Experts believe that by 2020, 70 percent of Russia's radio-electronics warfare fleet will have been re-equipped with new models. Source: Pavel Lisitsyn/RIA Novosti
A radio-electronic weapon has been successfully tested by Russia recently. Russian mass media sources, citing representatives of the Rostec Corporation, have reported that the system has no rival in the world. Rostec is the state-owned producer of industrial products.
The new weapon models are classified as "top secret" for the moment and only Russia's highest command has seen them, during private exhibitions at the Army 2016 and Army High-Tech 2016 International Military-Technical Forums.

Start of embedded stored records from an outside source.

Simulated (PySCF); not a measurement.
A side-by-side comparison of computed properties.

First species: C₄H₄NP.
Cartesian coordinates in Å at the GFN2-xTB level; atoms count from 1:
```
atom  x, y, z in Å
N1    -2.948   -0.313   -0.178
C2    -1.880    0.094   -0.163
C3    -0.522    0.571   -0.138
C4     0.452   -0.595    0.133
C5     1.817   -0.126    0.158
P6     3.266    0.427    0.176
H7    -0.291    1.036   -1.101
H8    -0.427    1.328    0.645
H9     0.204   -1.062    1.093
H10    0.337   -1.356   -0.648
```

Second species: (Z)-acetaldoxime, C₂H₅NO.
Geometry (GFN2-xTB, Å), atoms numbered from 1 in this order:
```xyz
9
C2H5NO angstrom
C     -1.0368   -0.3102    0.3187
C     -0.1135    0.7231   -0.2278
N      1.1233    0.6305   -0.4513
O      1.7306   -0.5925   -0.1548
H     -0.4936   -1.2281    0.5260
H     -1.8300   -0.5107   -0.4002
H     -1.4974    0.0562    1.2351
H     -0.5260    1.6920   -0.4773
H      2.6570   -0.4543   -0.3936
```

Rostec Corporation would only partially shed light on the new system’s potential when RIR asked it for comment. Leonid Khozin, the company's press secretary, said that the new weapon consists of electronic equipment that operates on a wavelength principle.
"It incapacitates electronics and other onboard equipment on enemy planes, drones and high-precision weapons. This is land equipment. At the same time it can withstand land, sea and air attacks," explained Khozin.
He remarked that the device "strikes" targets many kilometres away, but declined further comment, citing state secrecy.
Mikhail Khodarenko, military observer from the Gazeta.ru publication, said such systems are used in the radio-electronic warfare division, and their ability to remotely "switch off a missile" before its launch is one of the decisive factors for winning in modern warfare.
"Combat electronics is capable of winning the war before its ‘official’ beginning. It is enough to turn on the system that electronically suppresses the enemy's aiming, guiding, radar and communications systems and not one combat unit will move from where it stands. The unit will not be able to react to shelling and will thus be destroyed in the first minutes of battle," said Khodarenko.
In military circles, both in Russia and abroad, such forces are usually not talked about in public. In the army they are included in the communication subunits. The reason is that it is necessary for them to carry out their functions hidden from enemy eyes.
Radio-electronic warfare systems are used not only as an "attack" resource but also to make forces invisible to the enemy's missiles and planes during combat.
Russia’s Ka-52 combat helicopters, first "baptized" in the skies over Syria, have been equipped with the Vitebsk and the President individual protection systems.
Combat use of the Ka-52 in Syria. Video by YouTube
"They cause interference for missiles with optical and infrared homing warheads, creating particular electronic ‘traps’ in the range of interference. They also inform the pilot of the approaching enemy missile. Depending on the type of warhead, they can turn it off from its trajectory as it's flying towards the target," said Viktor Murakhovsky, editor-in-chief of Arsenal Otechestva (Arsenal of the Fatherland) magazine.
It is possible to illustrate the potential of the radio-electronic warfare systems installed in helicopters on similar radar systems used for protection from heat-seeking missiles.
In an incident in the suburbs of Aleppo recorded by fighters from the Authenticity and Development Front, a moderate opposition division supported by the U.S., opponents opened fire on a Syrian Russian-made Mi-17 military transportation helicopter using a Igla-1 anti-aircraft missile system, also made in Russia.
Militants fire unsuccessfully on an Mi-17 helicopter from an Igla missile system in Syria. Video by YouTube
It can clearly be seen how the electronics reacted.
Also, according to Murakhovsky, Krasukha-4 radio-electronic warfare systems have been deployed around Russia’s Khmeimim air base to incapacitate wiretapping and the enemy's weapon aiming systems. The Krasukha-4 "covers" all the enemy's locator systems and they can readily see targets at a distance of 250 kilometres (155 miles).
"In Russia, radio-electronic warfare systems have always been very developed. Their main problem is the ‘elemental base.’ It is known that Russia cannot produce the best high-technology models because of international norms. But concerning radio-electronic warfare systems (super-high frequency, gallium arsenide and power components), Russia is doing very well," said Murakhovsky.
Experts believe that 70 percent of Russia's radio-electronics warfare fleet will have been re-equipped with new models by 2020.